Petrogen's Chairman and CEO, Sacha H. Spindler stated, "Petrogen's operational focus is to attempt to fully develop Tiller Ranch over the course of the coming two fiscal quarters. With as many as six possible new well drilling locations to spud at Tiller Ranch, we have the potential to increase the Company's reserve base and oncoming revenue stream significantly."
The Lease consists of potential natural gas exploitation opportunities trapped along a north-south striking, underdeveloped, low relief anticline. The majority of wells on the Lease were drilled during the 1940's and 1950's when local natural gas prices were in the $0.02 -- $0.10 per Mcf range. These extremely low gas prices resulted in limited development of the natural gas reserves on the Lease, providing for substantial infill and step out drilling potential. Wells in the area have average production histories of approximately eight to ten years with cumulative production of approximately 3.0 Bcfg per well. Extensive natural gas infrastructure exists within the area providing for immediate transportation and sales of any potential upcoming natural gas production. Current gas prices for potential production from the Tiller Ranch area are approximately in the $11.00 -- $11.50 per Mcf range and will be sold into the Enterprise Products Partners gas pipeline system in South Texas.
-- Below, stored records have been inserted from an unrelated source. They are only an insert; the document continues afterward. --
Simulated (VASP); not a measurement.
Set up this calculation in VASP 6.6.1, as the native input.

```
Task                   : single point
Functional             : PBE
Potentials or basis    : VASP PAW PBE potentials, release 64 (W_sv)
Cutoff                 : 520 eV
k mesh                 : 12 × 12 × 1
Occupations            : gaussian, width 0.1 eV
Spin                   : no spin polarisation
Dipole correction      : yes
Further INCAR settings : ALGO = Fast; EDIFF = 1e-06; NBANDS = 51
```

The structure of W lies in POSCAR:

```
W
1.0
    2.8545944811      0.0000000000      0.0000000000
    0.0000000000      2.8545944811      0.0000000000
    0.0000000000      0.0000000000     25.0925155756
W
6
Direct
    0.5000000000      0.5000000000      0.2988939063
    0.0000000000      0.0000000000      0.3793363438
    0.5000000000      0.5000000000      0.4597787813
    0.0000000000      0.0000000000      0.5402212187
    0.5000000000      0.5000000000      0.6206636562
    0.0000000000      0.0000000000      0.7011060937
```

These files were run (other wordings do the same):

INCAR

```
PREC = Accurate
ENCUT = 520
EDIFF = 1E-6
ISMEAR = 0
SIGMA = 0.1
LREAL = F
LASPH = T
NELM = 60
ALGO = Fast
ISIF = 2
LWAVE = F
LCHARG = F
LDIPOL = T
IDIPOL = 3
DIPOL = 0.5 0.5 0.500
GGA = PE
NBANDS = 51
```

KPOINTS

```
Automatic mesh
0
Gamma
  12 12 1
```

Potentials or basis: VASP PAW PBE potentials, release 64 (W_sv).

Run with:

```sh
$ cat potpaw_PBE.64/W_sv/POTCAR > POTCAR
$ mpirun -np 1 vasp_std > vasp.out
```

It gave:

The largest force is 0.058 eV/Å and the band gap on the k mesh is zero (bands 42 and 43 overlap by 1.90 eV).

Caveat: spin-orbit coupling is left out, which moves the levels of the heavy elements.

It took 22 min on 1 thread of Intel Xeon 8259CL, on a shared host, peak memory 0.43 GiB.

Mr. Spindler further stated, "Tiller Ranch is another example of the high caliber opportunities Petrogen strives to develop in the Texas Gulf Coast. It possesses significant geologic data and well control along proven hydrocarbon-producing trends that enables the Company to greatly reduce its geologic risk while increasing its degree of confidence that the 18 billion cubic feet of indicated potential reserves can be readily exploited through our current drilling initiative."